Apparently, the Queen leaves her Christmas tree up until February.
And I know this because I recently binge watched three royal-themed documentaries back to back on Channel 5. Why watch The Crown on Netflix when you can have the real deal on Freeview complete with soundbites from a couple of the Daily Mail’s finest royal correspondents and that woman who was on Big Brother that time who knows the Queen’s cousin? Despite feeling like I am effectively part of Royal history myself, given that the Queen Mother once waved to me from a limousine, I found myself thinking “Poor Queenie, she’s like that tree up the road from my mum’s house last year, which kept taunting me well into February with its flashing Christmas lights, reminding me that Christmas is over and it’s still dark and depressing and we’re all going to die of Seasonal Affective Disorder.”

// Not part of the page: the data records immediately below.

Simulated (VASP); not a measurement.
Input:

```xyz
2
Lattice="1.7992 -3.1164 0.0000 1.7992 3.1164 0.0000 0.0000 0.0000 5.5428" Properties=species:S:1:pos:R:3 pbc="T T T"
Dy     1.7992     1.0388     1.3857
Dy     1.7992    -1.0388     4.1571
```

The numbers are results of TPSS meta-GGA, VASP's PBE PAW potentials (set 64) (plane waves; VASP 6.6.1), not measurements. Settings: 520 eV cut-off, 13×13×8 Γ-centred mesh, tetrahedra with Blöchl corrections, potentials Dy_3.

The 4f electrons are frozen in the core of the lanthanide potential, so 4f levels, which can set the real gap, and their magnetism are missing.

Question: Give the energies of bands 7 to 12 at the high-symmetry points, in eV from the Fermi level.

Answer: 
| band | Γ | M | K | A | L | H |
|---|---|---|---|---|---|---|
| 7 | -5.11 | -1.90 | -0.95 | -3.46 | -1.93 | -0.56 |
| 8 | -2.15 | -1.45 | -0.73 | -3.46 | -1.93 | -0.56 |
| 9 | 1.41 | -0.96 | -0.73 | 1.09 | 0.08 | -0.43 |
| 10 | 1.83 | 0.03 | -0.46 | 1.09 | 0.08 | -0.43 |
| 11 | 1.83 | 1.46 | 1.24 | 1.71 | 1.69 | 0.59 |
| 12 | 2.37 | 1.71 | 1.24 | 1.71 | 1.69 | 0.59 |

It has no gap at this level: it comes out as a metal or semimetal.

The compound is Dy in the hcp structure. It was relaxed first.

Well, now I think she might be onto something. My tree is still standing proud-as proud as it can for a fake tree. I never realised how much I wanted a real one until I saw other people’s, in bigger and more impressive windows-even though everyone in the street has taken down their Christmas lights and I am now back to work. Why let go of the festive season so fast? Far be it for me to turn into one of those people who crawl out of the woodwork every Christmas for a feature in a low-rent tabloid about how they eat a full turkey dinner every day of the year, replete with paper hat and fading tinsel, but I am not looking forward to the day when the decorations inevitably have to come down, and the room will seem empty once more without a glowing tree right in the middle of it. Instead of being a constant reminder that it’s no longer Christmas, the tree has become a reminder that as long as it is up, it’s still technically acceptable to drink Bailey’s on a school night (not that I have been chugging Bailey’s in the evenings since work returned. If only there was time) and have a cupboard full of chocolate.
And besides, it’s not even 6th January yet. The Adoration of the Magi is yet to occur, so get out the gold, frankincense and myrrh. Perhaps we were too quick to open our presents and should have waited until now. I can understand why some people are quick to take the tree down. They want to get it over with, I suppose, like pulling a plaster off a days-old wound, and get on with the important business of returning to work and starting afresh with a spring clean to get rid of the pine cones and a New Year’s resolution to be teetotal and run a marathon a week; but as far as I’m concerned, January is not the time. January is the time for sitting on the sofa waiting for it all to be over, the nights to grow shorter and Spring to be in the air, and until then, the tree can stay up. If it’s good enough for the Royals, it’s good enough for me.
Then again, isn’t in bad luck to keep it up after the 6th? Maybe I’ll take it down after all. Don’t want to chance it, not with it being a new year and all.